[Openmcl-devel] CCL images, consumer apps, and piracy

Jeremy Jones feralearthman at gmail.com
Sat Apr 9 07:55:08 PDT 2011

It's a valid question whether or not CCL code can be decompiled.  I suspect
that it might be possible to do a  fairly good job with some effort, but I
doubt anyone will put in the effort.  It should be easy to write something
that renames symbols in source files to obfuscate them.  Or after
compilation unintern them and gc to get rid of them entirely, but that could
break something.
On Apr 9, 2011 5:45 AM, "Pascal J. Bourguignon" <pjb at informatimago.com>
> Brandon Van Every <bvanevery at gmail.com> writes:
>> Hi, I'm pretty new to Common Lisp and Clozure CL. I'm using Windows
>> Vista. I have been reading a lot of materials to try to understand
>> how CLL produces standalone apps.
>> Let's say I write a commercial app for a consumer audience, such as a
>> game. Aside from a few system .dlls accessed by CFFI, it is written
>> entirely in CL. I save-application with prepend-kernel to create a
>> standalone .exe. What's to stop some hacker from extracting my Lisp
>> image from the standalone .exe, loading it with a CCL kernel of their
>> choosing, and then using my code in any way they like? It seems like
>> not only could they pirate my game, they could mod it in any way they
>> like, and easily distribute their own derivative works. If there's
>> something about the internals of a CCL image that would make this
>> difficult, I would be grateful for an explanation. Or, if it's easy
>> by default but can be made difficult, I'd welcome that too.
>> I'd rather not get into a big discussion about the merits / demerits
>> of worrying about game piracy in the first place. Recent evidence
>> from Stardock's "Sins of a Solar Empire" suggest that up to a certain
>> number of sales, piracy is not worth worrying about.
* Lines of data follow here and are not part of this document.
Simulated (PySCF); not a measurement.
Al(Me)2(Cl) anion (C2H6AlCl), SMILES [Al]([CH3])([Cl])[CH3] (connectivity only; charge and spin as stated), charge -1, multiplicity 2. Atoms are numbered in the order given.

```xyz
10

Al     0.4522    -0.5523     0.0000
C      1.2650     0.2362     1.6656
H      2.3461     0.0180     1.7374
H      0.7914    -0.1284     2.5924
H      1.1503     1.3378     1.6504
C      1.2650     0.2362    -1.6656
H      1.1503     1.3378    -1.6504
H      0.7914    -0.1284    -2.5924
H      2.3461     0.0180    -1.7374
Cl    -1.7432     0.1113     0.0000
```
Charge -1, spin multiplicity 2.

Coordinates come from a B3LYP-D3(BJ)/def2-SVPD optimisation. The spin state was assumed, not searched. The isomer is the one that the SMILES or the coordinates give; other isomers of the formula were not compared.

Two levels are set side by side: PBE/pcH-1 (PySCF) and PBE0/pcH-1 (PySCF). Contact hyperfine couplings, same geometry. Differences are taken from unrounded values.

>> http://forums.sinsofasolarempire.com/post.aspx?postid=303512 Their
>> philosophy is to concentrate on their core paying customers, who are
>> not pirates and are annoyed by anti-piracy measures. However, the
>> evidence from other sources is that once one is selling millions of
>> copies of a game, piracy is rampant. There's a smaller market of
>> conscientious consumers who just pay for stuff, and a mass market of
>> cheapskate consumers who love to get everything for free. Suffice it
>> to say that "I am ambitious," so I keep my eye on such issues.
> So I won't question whether there's any merit in discussing game piracy,
> as requested, but I will just ask: are you already selling millions of
> copies? If not, perhaps you could wait when you have that income to
> wonder about this problem (you might then hire programmers or lawyers to
> solve it). If yes, then perhaps you could hire them right now instead
> of asking on the maillist?
> --
> __Pascal Bourguignon__ http://www.informatimago.com/
> A bad day in () is better than a good day in {}.